Esdaile School

Esdaile School in 1946

In September 1946 the people living in Kilgraston Road were faced with a great change in the neighbour- hood. Instead of the army occupying Esdaile School, which they had done since the beginning of the war, schoolgirls once again clattered round the building. We were back from our evacuation to Ayton Castle.

As far as the girls were concerned, the return was a mixed blessing. Most of us had loved the freedom of Ayton Castle. We had huge grounds to wander in, hayfields close to the castle to play hockey and lacrosse on and classrooms in interesting places such as boudoirs and billiard rooms. The castle was full of character.

When we returned to Edinburgh, we found ourselves in a uniform colour scheme of chocolate brown and mint green. Everything was freshly painted after the army’s occupation and I think our staff must have nursed a secret longing all the war for chocolate mint creams.

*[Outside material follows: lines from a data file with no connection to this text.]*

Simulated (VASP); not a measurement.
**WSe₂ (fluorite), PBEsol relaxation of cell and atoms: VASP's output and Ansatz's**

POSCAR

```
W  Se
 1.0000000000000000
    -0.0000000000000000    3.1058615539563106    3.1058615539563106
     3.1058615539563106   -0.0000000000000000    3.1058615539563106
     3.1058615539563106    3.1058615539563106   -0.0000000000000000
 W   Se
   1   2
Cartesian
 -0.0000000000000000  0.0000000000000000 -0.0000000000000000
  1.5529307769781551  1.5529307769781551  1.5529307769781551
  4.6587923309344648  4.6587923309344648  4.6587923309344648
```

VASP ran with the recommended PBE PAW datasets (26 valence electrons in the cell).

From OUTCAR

Of course domestic arrangements were much improved. Fuel rationing was becoming a little more generous and we were now in a building designed for us. We no longer had to post our dirty washing home every week for our unfortunate mothers to wash and send back. Instead of one bath a week, we got two and instead of one hairwash every three weeks, we got one every week. (How today’s teenagers would have coped with this, I cannot imagine!)

Senior girls, I was one of them by then, were allowed on Saturday to take the number six tram down to Princes Street and meet friends. I seem to remember this often was a group of boys from Loretto. We had trips to the theatre and to concerts and of course the fun of playing other schools in matches.

It was not all good news however. On weekdays if we were not on the games list, we were dragooned into ‘croc walks’. Some unfortunate member of staff had to accompany us down Blackford Avenue, along St Albans Road, or wherever. Two poor girls also got the job of ‘sharing’ this member of staff, that is walking with her and thinking up conversation all the way round. The ‘crocs’ of girls, wearing navy blue coats, berets, itchy black stockings and the school scarf of navy, yellow and white must have been a familiar sight in the Grange.

Another drawback was that the games field was down Oswald Road, and after a strenuous session of lacrosse or hockey, it seemed an awfully long way to straggle back to school to get milk and a bun, which is what we ate before ‘prep’.

Perhaps the strangest aspect of our coming ‘home’ to Esdaile was the fact that none of the girls had ever been there. The prefects, therefore, were asked to come back a day early so we could learn our way around the building and show it to the others when they arrived.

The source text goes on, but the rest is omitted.